Eibner Looking For Healthy Beginning

SURPRISE, Ariz.—Despite his offensive struggles during his first two professional seasons, center fielder Brett Eibner is convinced he can hit. The Royals are too.

A series of injuries limited Eibner to 196 games since the Royals drafted him in the second round in 2010 out of Arkansas. He has hit just .203/.315/.396 during that span and led the Carolina League with 165 strikeouts in 2012. But he has also struggled to overcome hand, thumb and shoulder injuries during that span.

"I think that's factored into a lot of it," the 24-year-old Eibner said. "With the injuries and what-not for some reason I've let it creep in about self-doubt, but I feel like this year I'm in such a good state of mind and feel strong and able to put on weight on. I feel very comfortable with what I'm doing now."
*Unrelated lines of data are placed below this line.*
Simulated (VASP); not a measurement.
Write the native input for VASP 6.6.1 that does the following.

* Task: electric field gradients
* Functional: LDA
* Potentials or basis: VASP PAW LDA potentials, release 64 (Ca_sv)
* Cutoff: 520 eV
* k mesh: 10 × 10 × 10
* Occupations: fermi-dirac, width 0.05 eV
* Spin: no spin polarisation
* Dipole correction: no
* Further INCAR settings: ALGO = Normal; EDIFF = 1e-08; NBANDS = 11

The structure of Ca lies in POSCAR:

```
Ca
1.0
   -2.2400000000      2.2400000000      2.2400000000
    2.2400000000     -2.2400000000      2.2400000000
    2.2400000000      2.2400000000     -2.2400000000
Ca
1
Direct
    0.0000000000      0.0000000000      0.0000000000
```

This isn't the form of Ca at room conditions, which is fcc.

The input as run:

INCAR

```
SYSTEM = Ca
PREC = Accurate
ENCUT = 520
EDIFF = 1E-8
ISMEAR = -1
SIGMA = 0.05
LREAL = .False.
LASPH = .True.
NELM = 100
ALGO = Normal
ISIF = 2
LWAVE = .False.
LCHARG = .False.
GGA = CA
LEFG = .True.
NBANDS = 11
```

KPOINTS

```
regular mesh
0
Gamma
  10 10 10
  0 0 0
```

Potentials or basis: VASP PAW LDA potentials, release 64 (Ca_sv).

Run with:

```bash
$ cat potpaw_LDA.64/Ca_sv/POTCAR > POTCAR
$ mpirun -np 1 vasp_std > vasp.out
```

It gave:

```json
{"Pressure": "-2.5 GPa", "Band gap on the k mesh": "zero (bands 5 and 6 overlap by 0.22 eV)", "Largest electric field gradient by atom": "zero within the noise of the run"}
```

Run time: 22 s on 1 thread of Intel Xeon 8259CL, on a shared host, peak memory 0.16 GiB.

A Drew Promeranz pitch broke two bones in Eibner's right hand during his junior year at Arkansas. He remained in the game and homered off Promeranz and played the final two months of the Razorbacks' season, but the Royals shut him down after drafting him to let the hand heal properly. He homered in his first at-bat with low Class A Kane County in 2011, but in his second game he tore a ligament in his left thumb and missed three months. In spring training last year, Eibner jammed his left shoulder diving for a ball and missed the early part of the season.

Eibner, recently named the team's minor league defensive player of the year in 2012, has spent the spring working with roving hitting instructor Terry Bradshaw to limit the moving parts in his swing and "to keep everything simple."

"I do take some big swings," Eibner said. "This year I've been able to shorten my swing up. I've always had leverage in my swing. I need to learn how to control that. I've been able to hit the ball more on a line because if I hit a ball square it's going to go. I know that."


• The Royals honored several individuals with awards for the 2012 season in March. Shortstop Alex McClure won the Mike Sweeney award, recognizing a player who best represents the organization on and off the field.

• Victor Baez, the Royals' Dominican Academy coordinator, received the Dick Howser player development person of the year award. He was instrumental in helping the Royals move into a new complex in Mojarra.